Pup expected me to keep the Stamford house, but beautiful as it was and fond though (most of) my memories were of it, it’s expensive, and after paying all the death taxes, I doubted I’d be able to maintain it. But not wanting to hurt his feelings, I went along with the fiction that I would keep it. This, however, left me with a conundrum: what to do with the cross. One evening during his convalescence I tiptoed into this minefield over our martinis.
“Say, Pup, I know you want your ashes in the cross. . . .”
“I absolutely want them in the cross,” he said, in a pre-emptive, “Firing Line” tone of voice.
“Right. Right. I was only thinking, what if, you know, the house, if I, well, you never know . . . if I ever had to sell it. . . .”
“Your point being?”
“Well, I mean, a new owner . . . surely . . . might, uh. . . .”
“Why wouldn’t a new owner want the cross?”
“Well,” I said, taking a deep swig of my frosty see-through, “they might be, I don’t know, Jewish, or whatever. They might not want an enormous crucifix in their garden.”
“Why not?”
I stared.
“It’s a work of art,” he said.
“It is. It is absolutely that. (Clearing of throat.) Still. . . .”
“I wouldn’t worry about it.” How well I knew this formulation. “I wouldn’t worry about it” was W.F.B.-speak for “The conversation is over.”

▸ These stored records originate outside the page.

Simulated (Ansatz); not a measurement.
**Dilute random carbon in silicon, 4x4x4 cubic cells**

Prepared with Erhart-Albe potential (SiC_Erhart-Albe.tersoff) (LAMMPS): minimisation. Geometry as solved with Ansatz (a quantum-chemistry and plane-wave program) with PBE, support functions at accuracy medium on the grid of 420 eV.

Thus I was left with the impression I had committed lèse-majesté by suggesting that a future owner — Jewish, Muslim, Hindu, Amish, Zoroastrian — might be anything less than honored to have William F. Buckley Jr.’s last remains in his garden, encased in an enormous bronze symbol of the crucified Christ. Certainly it would present the real estate broker with an interesting covenant clause. Now, um, Mr. and Mrs. Birnbaum, you do understand that Mr. and Mrs. Buckley’s ashes are to remain in the crucifix, in the garden, in, um, perpetuity?